Besides being a royal retreat, Småland is the Sweden of Ikea’s founders and of Astrid Lindgren, the beloved creator of the literary character and intrepid heroine Pippi Longstocking, whose theme park is a destination. Småland is also something of a refuge from the problems that plague urban Sweden, which has received a justified dose of negative press for its lackadaisical response to mounting anti-Semitism — especially in the city of Malmö, where the 1,000-strong Jewish community has suffered relentless attacks from a largely Muslim immigrant crowd.

Rural Småland, where reindeer and elk often outnumber people, has a friendly, easygoing feel, although — like many remote vacation areas — little in the way of organized Jewish life (the nearest real community is in Gothenburg, just west of Småland on the other coast). But I was interested to learn that one of Sweden’s most accomplished Jews, the Russian-born photographer Anna Riwkin, was a longtime collaborator of Lindgren in the 1950s and ’60s on a series of books documenting children around the world. That focus on the humanistic and the universal epitomizes liberal Scandinavian culture at its best — an ethos one hopes will prevail.

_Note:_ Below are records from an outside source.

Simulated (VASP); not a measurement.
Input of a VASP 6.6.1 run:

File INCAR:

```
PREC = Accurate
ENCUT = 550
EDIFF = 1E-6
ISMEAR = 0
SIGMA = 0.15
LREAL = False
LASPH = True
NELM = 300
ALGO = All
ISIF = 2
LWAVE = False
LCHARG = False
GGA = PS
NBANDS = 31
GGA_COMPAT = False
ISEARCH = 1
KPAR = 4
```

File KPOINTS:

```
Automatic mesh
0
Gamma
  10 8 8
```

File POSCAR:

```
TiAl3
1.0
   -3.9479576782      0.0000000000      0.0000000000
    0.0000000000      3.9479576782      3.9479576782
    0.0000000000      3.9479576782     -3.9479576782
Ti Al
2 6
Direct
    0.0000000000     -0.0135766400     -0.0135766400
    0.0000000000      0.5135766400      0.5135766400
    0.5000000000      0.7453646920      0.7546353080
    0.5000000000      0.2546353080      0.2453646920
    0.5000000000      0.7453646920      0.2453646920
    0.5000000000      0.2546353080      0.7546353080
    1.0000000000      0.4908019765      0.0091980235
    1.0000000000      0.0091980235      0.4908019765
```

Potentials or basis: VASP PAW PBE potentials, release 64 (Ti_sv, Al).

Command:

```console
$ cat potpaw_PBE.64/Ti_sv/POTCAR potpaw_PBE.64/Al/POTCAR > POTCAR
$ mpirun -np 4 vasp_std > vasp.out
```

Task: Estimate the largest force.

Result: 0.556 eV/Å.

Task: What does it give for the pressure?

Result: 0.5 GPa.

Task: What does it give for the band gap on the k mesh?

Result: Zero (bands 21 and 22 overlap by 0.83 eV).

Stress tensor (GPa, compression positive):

Lindgren herself hailed from Vimmerby, a village in northern Småland’s eastern woods and home to Astrid Lindgren’s World, a rustic theme park that boasts Sweden’s largest outdoor theater. In addition to regular dramatizations of the adventures of spunky Pippi Longstocking — the freckled, spunky adventuress beloved by generations of readers worldwide — the park features a turn-of-the-last-century, recreated Swedish farm that children can explore alongside characters from the Pippi books.

If Pippi Longstocking represents the Sweden of our grandparents, IKEA is the Sweden of modern imagination — a land of meatballs, recyclable brown boxes and no-fuss design. The very first IKEA store opened in the 1950s in the south-central village of Älmhult (also the birthplace of the famed botanist and taxonomist Carl Linnaeus). When the store relocated three years ago, its original building was designated for what IKEA describes as “the first and only IKEA Museum,” which will open on June 30 and showcase highlights from the company’s first seven decades.

But you don’t have to visit IKEA to find Småland’s ubiquitous lingonberries. In fact, the food of this forested region will be familiar to anyone versed in Eastern European Jewish classics. Beets, herring, dill potatoes, and pickles are well represented; they’re making a comeback in popularity here, as the so-called New Nordic cuisine puts new twists on recipes featuring these regionally sourced, sustainable ingredients. All of them get washed down with juices from local orchards and beer from more than a dozen Småland breweries.

Royals have been vacationing on the island of Öland since the late-17th century. But only since the 1970s have they been able to drive across the three-mile strait to this lushly forested isle in the Baltic Sea. Nowadays, the royals stay at the Solliden Palace, a lovely white villa that is nonetheless modest by palace standards, reflecting a Nordic disdain for showiness. While it’s no Versailles, Solliden makes a delightful stop for its acres of formal gardens, cafés that elevate coffee and cake to a regal art form, and shops selling traditional handcrafts like blue-and-white ceramics.

The modest Swedes enjoy no-frills accommodations, so campsites are common, as are bicycles — Öland is quite flat. Long, white sandy beaches stretch along the north coast, where carefree students and families on holiday linger by the chilly sea long into the sunny June evenings. There are plenty more pristine beaches all along Småland’s eastern coast and on the shores of its many lakes.

Just across the bridge from Öland on the Swedish mainland is Kalmar, which was a stronghold of Swedish military might at its zenith … about 800 years ago. Today you can tour the vestiges of that epoch: a well-preserved castle and fortifications, cobblestoned streets, and stately old mansions along the main square of town. With its quaint cafés, boutiques selling artisan glassware and clean, sandy Baltic beaches, Kalmar typifies the pleasures of this corner of rural Sweden.